Beach music is a recurring motif throughout the novel. The motif serves to establish and enrich the reader’s understanding of Jack’s connection to his home, his love for Shyla, and his nostalgia. For Jack, these three things (home, the past, and Shyla) are inextricably tied. He has cut all three from his life at the outset of the novel. In the opening chapters of the novel, the only mention of beach music is in Jack’s memory; he tells Leah the story of dancing with Shyla to “Save the Last Dance for Me” by The Drifters, a quintessential beach music song. Jack fills the story, and the memory of that song, with meaning for his daughter, using it to represent his love for Shyla and their powerful connection.

In Chapter 25, once Jack and Leah have returned to South Carolina, they engage actively with beach music, dancing the shag with Jack’s brothers. “Carolina beach music,” Dupree says to Leah, “the holiest sound on earth” (406). The music has a powerful effect on both Leah and Jack. Leah “was consumed and enlarged […] as powerful as a fairy tale queen” (407). Listening to the music of her parents’ past makes her feel strong and alive, as well as connected to her family for the first time. For Jack, the music is also empowering; it enables him to cry, mourning Shyla and their youth as he has never done before.

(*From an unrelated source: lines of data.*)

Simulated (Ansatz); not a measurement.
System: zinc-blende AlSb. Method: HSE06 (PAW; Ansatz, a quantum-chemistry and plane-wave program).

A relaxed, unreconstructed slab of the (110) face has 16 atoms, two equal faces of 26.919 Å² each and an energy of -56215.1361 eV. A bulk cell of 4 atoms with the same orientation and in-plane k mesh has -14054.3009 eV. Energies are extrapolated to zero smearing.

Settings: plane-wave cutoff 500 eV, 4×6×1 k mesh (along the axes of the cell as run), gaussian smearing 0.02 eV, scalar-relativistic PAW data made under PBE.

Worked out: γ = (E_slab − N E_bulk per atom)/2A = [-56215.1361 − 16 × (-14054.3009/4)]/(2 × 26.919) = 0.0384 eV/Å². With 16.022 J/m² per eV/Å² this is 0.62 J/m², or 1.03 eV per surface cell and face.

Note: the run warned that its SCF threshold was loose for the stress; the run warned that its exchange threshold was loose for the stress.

The motif thus evolves, from one of passive memory to a sensation that the characters actively engage with. This evolution mirrors Jack’s personal journey from denial and resentment about his past to a place of self-forgiveness and connection. In this way, the motif of beach music supports the development of the theme of Forgiveness as Difficult but Necessary Work. It also enhances the reader’s understanding of the depth of Jack’s loss and his complicated relationship with his home.

Sea Turtles

Loggerhead sea turtles are specifically a symbol of Lucy’s nurturing love and more generally of maternal love. Lucy dedicates a lot of time and attention to relocating the loggerheads’ threatened nests onto safer stretches of beach so that the eggs have a chance of hatching. She runs a volunteer program to keep an eye on the nests and then release the baby turtles when they hatch. Lucy pours love and attention into this project even though it is illegal for her to interfere with the turtle nests, as they are a protected species. The sea turtles are symbolic maternal nurturing: a mother-knows-best, stubborn, persistent type of nurturing which has down sides, but which is ultimately effective.

After Lucy dies, one of her volunteers finds a stray turtle hatchling that appears to be dead. Jack and Lucy swim the turtle out into the ocean, past the harsh breaking waves, with the hope that it will revive in water. The turtle survives, marking an evolution in the symbolism of the turtles; they come to represent the love that Lucy’s children and grandchildren feel for her, even after she is gone. Like the turtle, it is a love that lives on.

The Lady of the Coins

The Lady of the Coins is the name that Ruth and Shyla gave to the statue of the Virgin Mary behind which Ruth hid her dress with the coin buttons when hiding from Nazis during WWII. Ruth prayed to that statue and visited it to feel a sense of connection with her lost family by touching the dress her mother had sewn. In this way, the Lady of the Coins is a symbol of help and succor offered when needed.

However, the Lady of the Coins also represents the dire circumstances that forced Ruth to ask for this help. When Shyla hallucinates, haunted by grief and desperation of her mother’s story, she sees the Lady of the Coins. The symbol of the Lady of the Coins reinforces The Potency of Generational Trauma while also standing in for the sacrifices of others that helped Ruth survive the Holocaust.

The Great Dog Chippie

Jack tells Leah stories about the Great Dog Chippie, an imaginary character based on his childhood dog. In the stories, Chippie is the hero, in strong contrast to his diminutive size in real life. According to Lucy, “Chippie was a mutt. A Stray.” But the Chippie in Jack’s stories is “a magnificent beast. Fearless, brilliant, and a great protector of the McCall family” (275). Jack’s nostalgia for his childhood and his longing for home are represented by Chippie. For him, this imaginary Chippie represents all the good things about his family, their closeness, and their love for each other. Chippie is a symbol for Jack’s longing to return to South Carolina.